Well, PTE has very clearly overlooked this fact. Their website mentions some 10000 samples have been collected. Again, it shouldn't affect people in an ideal scenario. Well as a matter of fact, it is affecting. If some stats are available on the test takers, then don't be surprised that a very large number of Indians, perhaps a bulk of the lot take PTE tests.
Thanks for the complement, you flatter me ;)

I think I see this from a different angle. Firstly, let's tackle that generalisation point. That's not really a fair challenge. Your point was that "Indian women" will find PTE doesn't work for them. That's a generalisation you made that I ran with. If you're going to challenge my rebuttal, based on the idea that I am generalising, you're actually challenging your own point, because it was you that initially made the grouping. So, yeah, you're right, different accents etc. but your point was on Indian women in general.

Onto the main discussion. Your wording points to where we differ:

PTE should ideally cover all aspects from the test takers point of view.
and

Their website mentions some 10000 samples have been collected. <SNIP> don't be surprised that a very large number of Indians, perhaps a bulk of the lot take PTE tests.
My perception is that you conflate the average profile of the test taker and the target profile for speaking "excellence". The purpose of the exam is to test capability within a native English speaking environment. In reality, what would be ideal would be to train the exam only on Australian accents for DIBP use. That's probably prohibitively expensive and would likely get complaints for the British (they did invent the language, it would be a bit rich to claim they can't speak it.... though looking at cricket, there's a point to be made;) ). The Americans would likely complain also, and as they tend to run the things, I guess we're stuck with their accents being part of the training data.

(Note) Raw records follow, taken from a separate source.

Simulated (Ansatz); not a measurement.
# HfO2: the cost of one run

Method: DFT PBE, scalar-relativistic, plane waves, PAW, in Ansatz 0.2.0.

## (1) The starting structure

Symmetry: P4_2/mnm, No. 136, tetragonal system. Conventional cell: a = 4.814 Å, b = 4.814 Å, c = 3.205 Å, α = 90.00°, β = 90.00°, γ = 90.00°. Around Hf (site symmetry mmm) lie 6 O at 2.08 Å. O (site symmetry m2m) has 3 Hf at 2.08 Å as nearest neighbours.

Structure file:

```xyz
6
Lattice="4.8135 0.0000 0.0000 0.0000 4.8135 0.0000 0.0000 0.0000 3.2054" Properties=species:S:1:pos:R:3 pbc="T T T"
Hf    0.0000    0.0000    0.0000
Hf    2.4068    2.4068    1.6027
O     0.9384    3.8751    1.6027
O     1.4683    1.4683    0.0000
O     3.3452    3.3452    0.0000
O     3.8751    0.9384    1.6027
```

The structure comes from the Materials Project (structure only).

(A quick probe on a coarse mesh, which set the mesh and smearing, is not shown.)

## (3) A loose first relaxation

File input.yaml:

I digress. Back to the point. By limiting the training data, the system is designed to discriminate accents that are distinct from native speakers. In fact, my argument would be that it is likely the IELTS assessors are more prone to incorrectly rate strong accents because their familiarity with these accents puts them in a position where a) they have a better ear and b) they are unaware of this and assume their ability to detect meaning from the strongly accented speech is typical. It probably isn't, and that's a tough bias to compensate.

Your thoughts?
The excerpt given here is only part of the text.